People in New Mexico at risk from devastating wildfires this week are now facing “extremely dangerous” flooding. At least two people died in the South Fork and Salt Fires which have destroyed 23,000 acres in southern parts of the state since Monday. Some 7,000 people in and around the village of Ruidoso, around 200 miles south of Albuquerque, were forced to evacuate on Monday.
A total of 8,000 people in the region have been evacuated, with many of them staying in emergency shelters. The larger South Fork fire destroyed some 1,400 buildings in the area, including 500 homes, said New Mexico Governor Lujan Grisham. “It is heartbreaking to look at what our landscape looks like after a fire moves through it,” Kerry Gladden, a spokesperson for the Village of Ruidoso, told The New York Times .
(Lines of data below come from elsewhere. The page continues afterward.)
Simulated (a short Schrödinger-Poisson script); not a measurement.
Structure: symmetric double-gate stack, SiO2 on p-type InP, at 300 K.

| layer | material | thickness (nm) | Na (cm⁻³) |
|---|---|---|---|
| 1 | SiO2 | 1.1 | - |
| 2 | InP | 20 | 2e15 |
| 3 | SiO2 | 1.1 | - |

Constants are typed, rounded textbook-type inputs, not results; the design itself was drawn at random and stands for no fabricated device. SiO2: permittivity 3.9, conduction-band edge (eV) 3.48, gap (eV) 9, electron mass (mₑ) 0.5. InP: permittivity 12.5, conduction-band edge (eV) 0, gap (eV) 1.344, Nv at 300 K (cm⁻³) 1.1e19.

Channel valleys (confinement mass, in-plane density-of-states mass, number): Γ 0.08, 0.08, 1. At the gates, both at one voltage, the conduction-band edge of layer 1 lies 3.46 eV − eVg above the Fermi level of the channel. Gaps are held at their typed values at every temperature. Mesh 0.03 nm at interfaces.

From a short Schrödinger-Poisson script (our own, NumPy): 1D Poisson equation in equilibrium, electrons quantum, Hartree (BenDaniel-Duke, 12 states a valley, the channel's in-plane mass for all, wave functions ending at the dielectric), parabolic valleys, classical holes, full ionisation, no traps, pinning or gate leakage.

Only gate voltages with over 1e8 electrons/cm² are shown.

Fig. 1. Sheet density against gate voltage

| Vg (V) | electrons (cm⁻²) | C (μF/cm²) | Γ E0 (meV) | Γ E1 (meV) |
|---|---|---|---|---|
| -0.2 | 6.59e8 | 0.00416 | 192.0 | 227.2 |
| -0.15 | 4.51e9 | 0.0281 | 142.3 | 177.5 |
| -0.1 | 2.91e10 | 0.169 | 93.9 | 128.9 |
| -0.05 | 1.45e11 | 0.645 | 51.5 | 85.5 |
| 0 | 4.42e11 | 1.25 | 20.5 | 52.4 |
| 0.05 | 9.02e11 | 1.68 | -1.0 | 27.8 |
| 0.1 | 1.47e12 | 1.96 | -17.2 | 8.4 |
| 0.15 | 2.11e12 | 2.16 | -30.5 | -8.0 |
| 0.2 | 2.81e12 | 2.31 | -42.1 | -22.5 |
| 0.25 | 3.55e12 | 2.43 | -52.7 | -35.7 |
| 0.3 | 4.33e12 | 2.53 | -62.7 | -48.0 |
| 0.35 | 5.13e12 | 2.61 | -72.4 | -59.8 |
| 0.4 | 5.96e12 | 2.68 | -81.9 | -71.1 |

“Such a thing of beauty now has whole mountain sides that are covered with charred trees.” And now, Ruidoso is facing “extremely dangerous” flooding in the wake of the fires as thunderstorms, hail and high winds hit the region , the National Weather Service said. Burn scars left behind by wildfires make areas more susceptible to flooding because charred ground can’t absorb water, unlike healthy soil and vegetation.
Meanwhile, heavy rain and lime-sized hail turned the nearby village of Willard into “a large lake,” forecasters told The Associated Press . The storms dropped up to eight inches on the 200-person village in just eight hours, and flooding also left dozens of car.